Role of the state
Roberto Cabot : Brazil has recently experienced violent protest movements, particularly so in Rio de Janeiro. These protests are rooted in the issue of urban mobility. People aren’t protesting about housing issues anymore—we have moved on to something else: how should I go from home to work, to go and enjoy myself, to visit my parents or my friends. What is the solution to the issue of mobility in Rio de Janeiro, with all this fragmentation you mention?
Washington Fajardo : The city has made some planning investments in this regard. Its territorial integration plan dates back to 1965—emphasis was on the roads but this plan has since changed and the BRT (Bus Rapid Transit) system, which is its most recent outcome, has been operational for the past two years. Today, eighteen percent of the population is using this high-capacity transportation system and this figure is going to reach sixty percent.
I would like to draw attention to an aspect I find important and which is, for that matter, rarely discussed: the role of government in the city. These social movements and protests are the direct result of the inefficient management of Brazil’s urban territory, which is linked to the redefinition of the state during these past two decades. Political structures and territorial organization have indeed been carried out according to the principle of the minimal state, due to longstanding public opinion on the state’s inefficiency, but there can be no urban planning without government. Indeed, the free market will never assume responsibility for this function because the organization of the common good necessarily comes under the purview of the state, which generates its own planning. But although the Brazilian government is still interested in sectoral issues and in the social and economic agendas, since the 1970s it has abandoned territorial programs of metropolitan planning.
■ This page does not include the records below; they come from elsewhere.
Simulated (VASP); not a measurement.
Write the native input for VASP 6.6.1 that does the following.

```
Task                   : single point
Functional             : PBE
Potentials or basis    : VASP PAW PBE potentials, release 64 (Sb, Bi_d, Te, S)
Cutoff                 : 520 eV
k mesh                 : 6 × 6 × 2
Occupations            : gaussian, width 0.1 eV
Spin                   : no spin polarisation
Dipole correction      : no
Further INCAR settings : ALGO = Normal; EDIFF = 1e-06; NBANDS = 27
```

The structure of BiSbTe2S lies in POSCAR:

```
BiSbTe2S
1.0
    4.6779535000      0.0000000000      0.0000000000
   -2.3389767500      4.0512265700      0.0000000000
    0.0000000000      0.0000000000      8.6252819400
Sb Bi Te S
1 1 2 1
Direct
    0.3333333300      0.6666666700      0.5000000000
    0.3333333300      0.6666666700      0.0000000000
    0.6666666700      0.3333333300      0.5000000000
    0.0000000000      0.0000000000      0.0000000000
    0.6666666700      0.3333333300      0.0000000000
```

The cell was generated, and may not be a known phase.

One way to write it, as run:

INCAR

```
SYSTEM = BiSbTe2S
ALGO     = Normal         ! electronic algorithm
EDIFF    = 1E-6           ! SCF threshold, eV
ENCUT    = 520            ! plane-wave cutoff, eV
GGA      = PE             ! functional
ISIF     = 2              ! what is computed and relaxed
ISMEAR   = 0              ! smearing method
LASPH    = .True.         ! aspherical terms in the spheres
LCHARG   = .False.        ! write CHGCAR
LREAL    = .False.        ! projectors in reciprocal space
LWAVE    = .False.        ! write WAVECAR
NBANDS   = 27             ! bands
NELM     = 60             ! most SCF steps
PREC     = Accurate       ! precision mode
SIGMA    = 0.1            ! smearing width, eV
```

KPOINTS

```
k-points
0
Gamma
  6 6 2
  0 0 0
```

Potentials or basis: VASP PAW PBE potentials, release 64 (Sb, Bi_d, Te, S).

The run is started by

In Rio de Janeiro’s case, this question has been completely set aside. The mayor of Niterói recently called the mayor of Rio to ask him to postpone the demolition of the “Perimetral” by one weekend. This phone call from one mayor to another in the Guanabara Bay represents the first urban planning meeting in thirty years. Structural issues have been abandoned because we have focused on finding solutions to economic and social issues, the solution to the other problems of the city supposedly following suit. This was a big mistake. In reality, from the point of view of urban affairs, the issue of the state’s presence and of urban planning need to be urgently revised. In my experience of the public sector, as planning practices were gradually set aside, the planning mindset also started to disappear. Government bodies which carry out planning end up being weakened, not because of the people in place, but because of this kind of free market thinking. Nevertheless, at the end of the day, although the organization of transport can indeed be conceded to private operators, its planning can only be carried out by the government.
Roberto Cabot: Is the issue of public-private partnerships essential now that they have become one of the key practices of Rio’s urban policy?
Washington Fajardo: This is indeed the case due to the end of the welfare state, which also had an urban dimension. I consider that public-private partnerships are an excellent solution to give effect to decisions which were generated by public planning, even though the latter clearly remains a responsibility of the state. I insist on the fact that these partnerships and this model are good things, even though they were created by Thatcher’s government. They been adopted in different countries, in Scandinavia for instance, but if the government doesn’t know what it wants and doesn’t hold its operators accountable, this type of contract will always tend to failure.
Roberto Cabot: Rio has a long history and some very “heavy” heritage. How can our city balance the need for growth and renewal with that of preserving its heritage and its leisure industry?
Washington Fajardo: I appreciate the fact that you talk about the “weight” of this heritage because it is interesting to think about its materiality and its density, which relates to the two very different historical epochs of Rio—that of the city as Brazil’s capital and that of the city as a simple municipality. Rio is 450 years old but it has only existed as a municipality since 1975, which is why I say that Rio is now an adolescent city, which is still learning to know itself.
Rio had no autonomy—its function was to envision the country’s progress. The urban space itself was conceived and projected as lessons, as models destined to be adopted by other Brazilian cities. It was the city-as-a-standard, but after 1975 it had to become autonomous and to manage its problems by itself—a complete novelty in more than four centuries of existence.
The city’s heritage institute, which I’m in charge of, became active in 1984 during the period of redemocratization. It was created due to the opposition to a project of a north-south avenue which would rip apart the Saara neighborhood and tear down the Real Gabinete Português de Leitura. Civil society reacted, which led to repercussions on the way the studies were carried out by municipal technicians. That is how the “cultural corridor” was born. Since that time this corridor has acquired some political legitimacy and has become the focal point of collective interests. It now conveys other values than that of federal heritage, i.e., the value of the urban ensemble, of public space and eclecticism, which were neglected by the heritage authorities up to that point.